The lower yields experienced by many farmers this year due to the drought can alter field nutrient requirements for next year, resulting in nutrient credits.
“Substantially lower yields experienced this year can lead to less removal of nutrients from a field,” according to John Lory, Extension associate professor, University of Missouri. “When nutrient uptake is reduced there is an opportunity to capture a drought nutrient credit from the stricken crop that may reduce fertilizer need in the year following drought.”
This year, corn and soybean fields have been harvested for grain, baled as forage or silage, grazed as forage, or been abandoned with no removal of crop. “The methods used in managing fields this year will directly affect the amount of fertilizer carryover to the next year,” according to Lory.
To read the report ‘Impact of the Drought on Next Year’s Fertilizer Rates’, click here.
Drought nutrient credits can be important particularly on fields where little or no material was harvested in 2012, according to Lory. Yet other crop removal scenarios may actually increase fertilizer need next year. “Chopped corn, for example, can increase potash requirements for next year’s crop.”
Lory also cites the potential for further nitrogen loss through leaching or denitrification if excessively wet conditions prevail between now and next spring. For more information on estimating next year’s nitrogen requirements, click here.
Regardless of the particular nutrient needs, farmers will need to be extra cautious this fall if applying liquid swine manure to dry fields. This year, the job may require lower application rates and multiple passes due to the cracks, or fractures, that have developed from the relentless heat. If the application rate exceeds the soil holding capacity, there is an increased risk that the manure will move off the field resulting in contamination of water bodies.

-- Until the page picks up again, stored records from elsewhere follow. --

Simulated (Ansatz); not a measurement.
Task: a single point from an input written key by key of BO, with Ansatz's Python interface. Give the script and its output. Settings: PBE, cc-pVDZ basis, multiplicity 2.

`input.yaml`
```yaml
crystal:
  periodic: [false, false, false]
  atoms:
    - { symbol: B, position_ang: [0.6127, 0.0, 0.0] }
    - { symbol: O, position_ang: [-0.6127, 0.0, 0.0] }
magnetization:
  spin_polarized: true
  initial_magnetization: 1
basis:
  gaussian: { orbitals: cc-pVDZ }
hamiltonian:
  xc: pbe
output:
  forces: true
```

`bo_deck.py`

Before application, here are some ideas to consider. “First, check your state regulation as well as your operating permit and nutrient management plan,” says Matt Bradshaw, Bradshaw Custom Pumping, Griggsville, Ill. Bradshaw does custom application and also contract finishes 18,000 hogs per year.
Many times there will be regulations that limit total one-pass application rates depending, but not limited to, soil type, slope and soil conditions. “Before you start, make sure you are aware of current state regulations as well as the responsible agency and their contact information,” Bradshaw recommends.
Although Bradshaw has not encountered problems with leakage into drainage tiles this year, he monitors field tiles continuously during and after application. In the event there is evidence of manure in tile lines, Bradshaw recommends a set protocol:
1. Stop application in area affected.
2. Plug tile line to stop flow. Each crew carries commercial inflatable pipe plugs in case of leaks.
3. Find how far the liquid has traveled from end of tile and stop by damming up the area.
4. Always have a spill response kit, at a minimum, shovels, trash pump and plugs. Clean up affected area.
5. If release levels were high enough or liquid reached any surface waters, contact your state agency and file the proper spill reports.